Joseph Smith began practicing plural marriage as early as 1833 to 1835 by marrying Fanny Alger; a relationship that quickly dissolved without much notice from lay members of the Church initially, though Oliver Cowdery, a major figure in Mormon history would later refer to the relationship as a “dirty, nasty, filthy affair.” In 1843, a revelation to Joseph concerning certain aspects of plural marriage in relation to Mormon temple practices and theology was received. Joseph would be killed within a year by a mob of critics and dissenters who counted plural marriage among their list of grievances against him.

The "Principle"
Even after Joseph’s death, plural marriage was not set up as a commandment among practicing Mormons. In 1852, Brigham Young, Joseph’s successor, would make the practice known to the Church as a whole. Within ten years, the first legislation banning plural marriage was passed in Congress. Most Mormons never practiced polygamy, as only 15-25% were ever involved in it. While the Territory of Utah had several thousand emigrants arriving each year, statehood was not possible as long as plural marriage was being practiced among the Mormons. Utah had also granted women the right to vote, which angered anti-polygamy lawmakers in the east. In 1890, an Official Proclamation to the Church was read by Mormon Church President Wilford Woodruff, setting in stone a system of policies that would eventually prohibit polygamy among the Mormons.

Why did it end?
Eventually, questions would arise concerning the validity of Joseph Smith’s first revelation. If Joseph was told by God to practice polygamy, why would God prohibit it later? There are a number of factors that must be applied in properly answering this question. It may surprise some readers of this blog to know that the Book of Mormon, the “keystone” of the Mormon religion, relatively frowns on polygamy. Jacob, an ancient prophet in the Book of Mormon narrative condemned the unauthorized practice of plural marriage; that is, those who felt they were justified in taking additional wives without a revelation or approval from God. Said Jacob:
“Wherefore, my brethren, hear me, and hearken to the word of the Lord: For there shall not any man among you have save it be one wife; and concubines he shall have none; For I, the Lord God, delight in the chastity of women. And whoredoms are an abomination before me; thus saith the Lord of Hosts. Wherefore, this people shall keep my commandments, saith the Lord of Hosts, or cursed be the land for their sakes. For if I will, saith the Lord of Hosts, raise up seed unto me, I will command my people; otherwise they shall hearken unto these things.” (Jacob 2: 27-30)
Thus the feasible reason to justify plural marriage according to the Book of Mormon was for the purpose of “raising up seed,” otherwise, monogamy was always the commandment. What then, about the revelation? Was it meant to be eternal? Was it temporal? Aren’t the laws of God higher than the laws of men? Why did polygamy stop? A revelation in the Doctrine and Covenants answers this question completely.
“Verily, verily, I say unto you, that when I give a commandment to any of the sons of men to do a work unto my name, and those sons of men go with all their might and with all they have to perform that work, and cease not their diligence, and their enemies come upon them and hinder them from performing that work, behold, it behooveth me to require that work no more at the hands of those sons of men, but to accept of their offerings.” (D&C 124:49)
As far as plural marriage was concerned, all that had been required among the Mormons had been complete. They had fought legislation for over 30 years. Church leaders were forced to go into hiding, many of whom spent time in prison for the practice. Church property was being confiscated and the Church was being disenfranchised. Wilford Woodruff’s Official Declaration reconciled the demands of the United States’ Government and the freedom of worship among Latter-day Saints. Those who practiced the principle were no longer required to live in plural marriages.

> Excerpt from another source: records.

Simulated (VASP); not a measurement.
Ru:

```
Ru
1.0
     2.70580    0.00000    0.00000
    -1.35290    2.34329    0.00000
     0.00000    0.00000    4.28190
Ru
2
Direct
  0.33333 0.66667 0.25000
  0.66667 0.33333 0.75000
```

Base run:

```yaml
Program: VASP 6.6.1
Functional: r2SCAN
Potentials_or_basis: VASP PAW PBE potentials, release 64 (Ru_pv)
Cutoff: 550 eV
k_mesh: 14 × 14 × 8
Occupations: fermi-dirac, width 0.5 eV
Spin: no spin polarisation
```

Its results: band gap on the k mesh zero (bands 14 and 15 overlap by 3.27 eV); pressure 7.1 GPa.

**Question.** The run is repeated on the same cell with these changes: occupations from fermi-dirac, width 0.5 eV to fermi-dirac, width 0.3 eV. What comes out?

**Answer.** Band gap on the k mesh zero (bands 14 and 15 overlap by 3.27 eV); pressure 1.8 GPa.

The rise of Mormon fundamentalism
Polygamy still continued among the Mormons after the 1890 manifesto. In 1904, LDS Church President Joseph F. Smith (himself a polygamist) ended the practice completely by releasing a second manifesto. Soon, all those who entered into plural marriages after the second manifesto were excommunicated. The new policy did not sit well with a small number of Mormons, particularly those who were already living the principle.

Eventually, splinter groups formed in spite of the new policies. All Mormons who were found participating in these groups were excommunicated. Those who joined these splinter groups are known as fundamentalists, or “Mormon fundamentalists.” The two largest fundamentalist splinter groups are the Fundamentalist Church of Jesus Christ of Latter Day Saints and the Apostolic United Brethren, also referred to as “The Work,” “The Priesthood,” or “The Group.” The AUB is much more open to media outlets than the FLDS and are much less oppressive, not typically wearing “prairie burkas” that have been associated with other fundamentalist groups. The group forbids underage marriage, assimilates relatively well into surrounding communities and allows children to attend public schools due in large part to the late Owen Allred, a former leader of the sect.

Where do the Brown’s fit into this picture?
Sister Wives - First Sneak Peek
Kody, the family patriarch was raised in Northern Wyoming. His father in turn, joined the Apostolic United Brethren while Kody was a teenager. Kody subsequently joined the sect and married Meri (raised in a polygamist home) Janelle (formerly LDS raised in a monogamous home) and Christine (raised in a polygamist home). From the first episode, Kody has done a good job at distinguishing the differences between his own sect and that of the mainstream LDS Church which prohibited plural marriage over a hundred years ago, a comparison he likens to “Catholics and Protestants.”

The only other mention of the LDS Church was made by Janelle, who of course was raised in an LDS home, became friends with Kody and Meri, and subsequently joined the sect and married Kody after she experienced what she called a “spiritual witness.” The family has daily prayers, formatted similarly to prayers said in typical Latter-day Saint homes. The children kneel and “fold their arms” like typical LDS families, which may be an influence from Janelle’s LDS upbringing. The Brown family policy is that “love should be multiplied, not divided.”

Sister Wives chronicles the Brown family’s adjustment to Kody taking a fourth wife, Robyn, who was raised in a polygamous home and is a divorced mother of three. As a side note her home featured a painting of Christ by the popular Latter-day Saint artist Greg Olsen. Given the fact that Olsen’s paintings can be found in homes of those of virtually any faith, the existence of such a painting is not conclusive evidence that Robyn is a member of the LDS faith.

What does this all mean?
In my opinion, members of the LDS Church should not be concerned with Sister Wives or the misconceptions and caricatures that are often associated with polygamy and the LDS Church. While I do not support the practice of plural marriage by fundamentalist sects, as a Latter-day Saint I feel that as long as proper clarifications are made between the groups, there should be no relative repercussions from inquiring minds as future episodes of Sister Wives continue to unfold. Latter-day Saints and inquiring minds need only know that plural marriage, as it was practiced from 1852-1904 is no longer practiced by the Church today. There is no relationship whatsoever between the LDS Church and the Apostolic United Brethren.

Thursday, August 25, 2011

Where are they now?

Have you ever wondered what happened to that favorite star from that favorite TV show or movie you used to love so much? Well, the other day, I was speaking to a friend and he mentioned all those old shows we used to love to watch on say....Saturday mornings? One show came to mind, and I wondered...hmm...what happened to Buck Rogers?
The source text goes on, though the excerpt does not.